Time: 7:30 p.m., Nippert Stadium
Series: Tied, 7-7-1
Last meeting: Sept. 7, 2009: Cincinnati won, 47-15
Coaches: Rutgers – Greg Schiano (10th season, 59-60); Cincinnati – Butch Jones (3-6, 1st season, 30-18 overall)
- Can the Scarlet Knights right things and still get to a bowl? At this point, Rutgers' bowl hopes lie with two crucial things: winning two of the last three to get bowl eligible, and Notre Dame losing to either Army or USC and not going to the Champs Bowl. The Scarlet Knights control only one part of it.
- What will the offense look like? Chas Dodd and Tom Savage could both play as part of a planned two-headed quarterback, but Jeremy Deering will also run the Wildcat. How many snaps each player gets could be dictated by the offense's effectiveness.
- Does the streak against Cincinnati end? Rutgers' lone win in Nippert Stadium came in 1987, and Rutgers has lost the last four games in the series, including last season's blowout in the opener. Schiano is 1-4 against the Bearcats.
Freshman Jeremy Deering, who is coming off a 166-yard, 29-carry performance against Syracuse, figures to be the central figure in the rushing attack. Between Joe Martinek's injured ankle and the inability of the offensive line to make holes out of conventional offensive sets, Rutgers' man rushing source is the Wildcat.
The adage of using two quarterbacks meaning you don't have any isn't accurate in this sense, but it does tell the tale of where Rutgers is offensively.
Dodd brings exceptional leadership, offers escapability in the pocket and fearlessness to try and fit the ball into tight coverages. Savage brings size, experience and a better understanding of the offense.

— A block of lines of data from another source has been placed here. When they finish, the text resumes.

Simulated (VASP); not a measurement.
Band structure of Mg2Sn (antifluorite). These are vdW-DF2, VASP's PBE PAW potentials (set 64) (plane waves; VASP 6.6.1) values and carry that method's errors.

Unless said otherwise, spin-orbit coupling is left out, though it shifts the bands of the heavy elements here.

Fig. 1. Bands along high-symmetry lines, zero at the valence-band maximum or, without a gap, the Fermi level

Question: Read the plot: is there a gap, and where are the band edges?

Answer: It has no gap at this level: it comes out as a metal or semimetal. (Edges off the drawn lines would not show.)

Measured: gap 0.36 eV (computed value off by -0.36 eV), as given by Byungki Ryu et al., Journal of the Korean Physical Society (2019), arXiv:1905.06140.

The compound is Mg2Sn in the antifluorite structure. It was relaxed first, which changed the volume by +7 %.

Defensively, Rutgers has had problems with Cincinnati's spread formation in the past, and the Bearcats' system will force the Scarlet Knights into playing nickel and dime packages more often.
The key is whether the Scarlet Knights can get pressure on Bearcats quarterback Zach Collaros, who brings the running element to the position as well. Rutgers was successful with a number of blitz packages against Syracuse last week, but with Collaros' ability to create big plays with his feet and arm, that is a dangerous approach.
Special teams have also become an issue for Rutgers, and it begins with field goal kicker San San Te. He is 11 of 12 inside of 40 yards, but 2 of 7 from 40 yards or more. Schiano said he remains confident in his kicker from long range.
Collaros leads the attack, completing 60.7 percent of his passes for 2,139 yards. He also has 20 touchdowns and six interceptions, but the offense has lost 12 fumbles.
Pead is averaging 7.2 yards per carry (696 yards this season), but one thing Cincinnati is struggling with its pass protection, yielding 29 sacks.
However, the real issues come on defense. Cincinnati is last in the Big East in scoring defense (25.8 ppg), and are seventh in total defense (361.7 ypg). Opponents are completing 66.9 percent of their passes, and the Bearcats have managed only four interceptions. In four conference games, the Bearcats allowed 31.5 points per game as they feel the affect of youth.
Cincinnati starts four juniors and seven sophomores, including four in the secondary, on defense. The two-deep isn't much better as just two seniors are on it.
The Scarlet Knights have scored 10 touchdowns in 29 red zone possessions. Louisville, the next worst team, has scored 15 red zone touchdowns on 29 chances.
2. Win the special teams battle. Whether it's punt coverage, punt returns, kick coverage, kick returns or field goals, Rutgers needs to dominate in that area.
3. Believe they can win. At times, the offense will be ragged and defense will be bending, but three straight losses will have to be pushed out of the mind and mental toughness must win out.
2. Frustrate Rutgers' offense. It isn't hard to do given the way the season has gone, but making Rutgers' defense realize the Rutgers offense cannot move the ball, even against the worst defense in the Big East, would be a huge psychological blow.
3. Beat Rutgers down the field. Rutgers is susceptible to matchup problems in covering a tight end with a linebacker or trying to use a defensive end against a running back. Plays are available against the Scarlet Knights down the field.